The Vinland Mystery

Here is a short documentary that depicts the search, discovery and authentication of the only known Norse settlement in North America — Vinland. This is the Vinland Mystery.

No matter what your teachers may have taught you in school, it’s very probable that Columbus didn’t get here first in America. We’re referring of course to the Viking settlers at L’Anse aux Meadows, located on the northernmost tip of the island of Newfoundland, in the Canadian province of Newfoundland.

There is the National Historic Site of Canada in L’Anse aux Meadows, a place where the reconstructions of three Norse buildings are the focal point of an archaeological site. Historians believe that the earliest known European settlement was in this part of the New World.

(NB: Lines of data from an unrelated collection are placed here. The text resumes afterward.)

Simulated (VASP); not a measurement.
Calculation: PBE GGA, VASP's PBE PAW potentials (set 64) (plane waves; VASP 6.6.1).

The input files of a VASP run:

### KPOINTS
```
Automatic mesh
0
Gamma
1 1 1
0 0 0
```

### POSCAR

It was in 1960 that archaeological evidence pointed toward this settlement in America, and the Norsemen gave the name Vinland, “the place where wild grapes grow”. Dr. Helge Ingstad and his wife, archaeologist Anne Stine Ingstad, uncovered some mysterious mounds at l’Anse aux Meadows. They were the first to attempt to prove the pre-Columbian discovery of North America.

It was around 1000 A.D. when Icelandic Viking Leif Eriksson was suspected to have graced the shores of Newfoundland. This was some 500 years prior to the first voyage of Christopher Columbus.